Published on Oct 18 2012 // Columnists

By Brian Rosenzweig of Janvest Technologies—October, 2012

Over the last decade or so, foreign investors looking to Israel for portfolio diversification have been met with limited opportunities. While the venture funds roaming the plains of Tel Aviv and hills of Haifa certainly have had access to attractive opportunities, high fund minimums and long holding periods have made them almost exclusively opportunities for big institutional money. Aside from a few publicly traded Israeli stocks or an Israel-focused ETF, the average accredited investor has been, generally speaking, left out in the cold when it comes to investing in the country’s best pre-IPO innovation. However, that is starting to change.

As the VCs rode the wave of the late 90s internet boom to raise massive funds into the early 2000s, M&A trends in Israel’s tech market have gone through a quiet evolution marked by smaller buyouts of earlier stage businesses. With competition increasing amongst global technology firms, many have lost their appetite for multi-year post merger integrations accompanying large scale acquisitions. Competitive advantages are being fought, not over mature companies in Israel, but over intellectual property and a handful of brilliant minds. Thus, with the growing need to identify and acquire the best technology the fastest, companies like AOL and IBM have turned Israel into the world’s incubator.

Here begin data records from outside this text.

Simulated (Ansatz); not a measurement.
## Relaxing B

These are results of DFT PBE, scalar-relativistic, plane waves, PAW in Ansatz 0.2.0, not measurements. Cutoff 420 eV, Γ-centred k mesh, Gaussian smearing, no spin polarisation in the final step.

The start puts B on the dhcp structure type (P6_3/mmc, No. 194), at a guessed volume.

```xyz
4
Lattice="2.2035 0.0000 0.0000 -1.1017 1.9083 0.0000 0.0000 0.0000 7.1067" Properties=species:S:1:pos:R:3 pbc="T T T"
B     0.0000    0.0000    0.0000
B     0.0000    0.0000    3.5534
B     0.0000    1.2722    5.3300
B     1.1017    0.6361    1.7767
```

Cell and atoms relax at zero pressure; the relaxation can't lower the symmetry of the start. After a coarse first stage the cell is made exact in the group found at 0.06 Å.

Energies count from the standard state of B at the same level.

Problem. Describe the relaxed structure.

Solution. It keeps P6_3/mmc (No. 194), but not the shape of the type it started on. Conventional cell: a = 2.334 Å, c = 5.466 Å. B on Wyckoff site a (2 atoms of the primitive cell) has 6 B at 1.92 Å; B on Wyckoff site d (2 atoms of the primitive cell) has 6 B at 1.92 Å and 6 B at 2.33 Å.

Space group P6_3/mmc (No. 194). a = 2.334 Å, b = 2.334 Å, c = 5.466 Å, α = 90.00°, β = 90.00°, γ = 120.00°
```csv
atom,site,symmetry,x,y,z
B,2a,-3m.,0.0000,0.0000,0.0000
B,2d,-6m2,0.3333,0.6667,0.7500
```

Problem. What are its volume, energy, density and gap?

While “new” tech giants such as Google and Facebook have appeared on the Israeli scene with their proverbial shopping carts, most VC fund managers in Israel still struggle to turn a profit given the continuation of smaller exits. Their new strategy: Invest more money in later stage companies with significant revenues, traction, and big dollar acquisition potential.
With the VCs investing almost solely in growth stage Israeli technologies, in between friends and family money and where the venture funds are now participating at the $3-5M mark, a serious lack of capital has threatened Israel’s vital seed technology pipeline. Recognizing this capital vacuum and the huge potential, Israel’s Angel investment community has, in the last few years, mobilized in a way that it had not previously. Given the lack of capital available to these young startups, valuations have fallen significantly for investors providing them with the ability to negotiate more meaningful equity positions, board control, dilution protections, and much more.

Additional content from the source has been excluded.